The majority of WIlm’s business is e-commerce, with fans rushing her online store once she drops a seasonal collection. With the luxury of a studio space, Wilm has also started taking on larger commission projects, fulfilling roughly five custom orders per month. She’s currently booked out for the rest of the year, and that’s even considering the fact that she has four part-time assistants in her shop.
“My shop specializes in selling a lot of rare, hard to find glass, because I want other people like myself to have access to really cool glass,” Wilm said. “Because a lot of times it's not just the subject that's inspiring you, it's the texture and the color of the glass.”
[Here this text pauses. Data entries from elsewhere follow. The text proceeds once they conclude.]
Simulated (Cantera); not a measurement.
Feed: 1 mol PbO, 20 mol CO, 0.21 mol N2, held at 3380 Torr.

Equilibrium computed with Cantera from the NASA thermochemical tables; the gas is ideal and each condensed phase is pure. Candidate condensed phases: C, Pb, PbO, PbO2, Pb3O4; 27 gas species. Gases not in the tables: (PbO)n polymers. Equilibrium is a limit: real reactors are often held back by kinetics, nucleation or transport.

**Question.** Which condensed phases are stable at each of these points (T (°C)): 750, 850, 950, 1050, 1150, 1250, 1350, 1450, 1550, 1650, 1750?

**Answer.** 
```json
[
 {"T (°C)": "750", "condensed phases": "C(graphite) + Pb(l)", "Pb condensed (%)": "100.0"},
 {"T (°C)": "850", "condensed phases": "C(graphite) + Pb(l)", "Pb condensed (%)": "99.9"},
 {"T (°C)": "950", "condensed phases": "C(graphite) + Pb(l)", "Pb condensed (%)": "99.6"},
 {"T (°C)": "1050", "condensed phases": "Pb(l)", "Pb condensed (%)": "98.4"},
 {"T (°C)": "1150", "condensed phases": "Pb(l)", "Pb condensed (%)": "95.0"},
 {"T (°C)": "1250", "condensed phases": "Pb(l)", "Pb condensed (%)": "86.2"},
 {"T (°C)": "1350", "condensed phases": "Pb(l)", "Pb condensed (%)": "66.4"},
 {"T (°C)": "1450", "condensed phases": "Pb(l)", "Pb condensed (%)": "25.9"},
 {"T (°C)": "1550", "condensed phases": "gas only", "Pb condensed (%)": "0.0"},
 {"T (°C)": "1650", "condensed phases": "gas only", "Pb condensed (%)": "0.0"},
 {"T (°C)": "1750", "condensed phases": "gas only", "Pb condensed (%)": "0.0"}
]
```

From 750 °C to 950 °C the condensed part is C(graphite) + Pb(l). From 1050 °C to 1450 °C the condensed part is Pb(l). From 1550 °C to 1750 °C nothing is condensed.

Thanks to her studio space, Wilm has a platform to be a teacher as well. Her shop hosts beginner classes for those interested in stained glass, and also gives her space to work on larger custom pieces. As of now, a 400-piece peacock-clad stained glass window is underway.
A Cut Above The Rest
Human-made glass can be traced as far back as 2750 B.C., and the art of stained glass has been present in fields like architecture and religion for centuries. For Wilm, a self-proclaimed fan of history, being a part of that lineage means bringing a modern spin to an artistic medium that isn’t exactly trending right now.
“Glass had a heyday in the 1970s and 80s,” Wilm said. “The people who were doing it back then are retiring now, though. Glass manufacturers are producing less glass and people aren’t being as risky.”
Realizing the decline within the industry, Wilm decided to think outside the box. Enter Tyler Kimball, owner and operator of Monarch Glass Studio in Kansas City, Missouri. Kimball and Wilm’s collaboration was a product of Wilm’s mission to find unique sheet glass for her products.
“I emailed probably 30 or 40 people, asking them if they could blow me custom sheet glass,” Wilm said. “When I finally found Tyler, I drove to his studio in Kansas City and he blew me custom sheet glass.”
When Wilm came to the studio to design her own sheet glass, Kimball says his initial instincts about her stand true to this day, and he’s not surprised that Colorado Glassworks has reached the level of success that it has.
“People who have direction and cause are people I gravitate towards and trust to work with,” Kimball said. “I'm proud to supply Meggy and her community glass that is full of life.”
Kimball’s love for the craft of glass translates well to Wilm’s intricate designs, and the pair have found a rhythm of creativity that fosters both of their careers. While glass blowing is arguably one of the most physical taxing and dangerous forms of art, Kimball says it’s never a question to walk away from it — and there are plenty of reasons he’ll never leave.
“When light pours through a stained glass panel with my blown glass in it, it takes my breath away,” Kimball said. “It makes life pause.”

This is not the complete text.